Oct 17 00:00:04 ebpf-chaos systemd[1]: logrotate.service: Deactivated successfully.
Oct 17 00:00:04 ebpf-chaos systemd[1]: Finished Rotate log files.
Oct 17 00:17:01 ebpf-chaos CRON[727495]: (root) CMD ( cd / && run-parts --report /etc/cron.hourly)
We can create an algorithm to split each log line by whitespaces, and then join the results again. Let's ask Code Suggestions for help.
# Split log line "Oct 17 00:00:04 ebpf-chaos systemd[1]: Finished Rotate log files." by whitespaces and save in a list
log_line = "Oct 17 00:00:04 ebpf-chaos systemd[1]: Finished Rotate log files."
log_line_split = log_line.split(" ")
print(log_line_split)
Run the script again to verify the result.
python3 log_reader.py
['Oct', '17', '00:00:04', 'ebpf-chaos', 'systemd[1]:', 'Finished', 'Rotate', 'log', 'files.']

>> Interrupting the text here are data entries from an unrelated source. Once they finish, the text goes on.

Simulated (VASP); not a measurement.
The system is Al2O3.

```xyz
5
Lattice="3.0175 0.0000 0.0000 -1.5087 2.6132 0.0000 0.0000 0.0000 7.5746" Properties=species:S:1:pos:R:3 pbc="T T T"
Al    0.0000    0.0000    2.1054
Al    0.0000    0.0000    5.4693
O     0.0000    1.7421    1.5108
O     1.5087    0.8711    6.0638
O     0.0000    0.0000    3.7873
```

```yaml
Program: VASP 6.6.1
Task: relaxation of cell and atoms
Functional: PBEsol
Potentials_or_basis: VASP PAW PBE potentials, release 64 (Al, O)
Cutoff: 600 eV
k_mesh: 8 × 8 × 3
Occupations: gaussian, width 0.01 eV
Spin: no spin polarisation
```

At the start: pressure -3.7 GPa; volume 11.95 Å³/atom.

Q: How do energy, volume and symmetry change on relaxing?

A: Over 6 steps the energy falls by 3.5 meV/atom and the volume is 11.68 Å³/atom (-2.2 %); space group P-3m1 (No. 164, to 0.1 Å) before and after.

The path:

The first three items are part of the datetime string, followed by the host, service, and remaining log message items. Let's practice string operations in Python as the next step.
String and data structure operations
Let's ask Code Suggestions for help with learning to join strings, and perform list operations.
- Join the first three items with a whitespace again.
- Keep host and service.
- Join the remaining variable item count into a string, separated with whitespaces, again.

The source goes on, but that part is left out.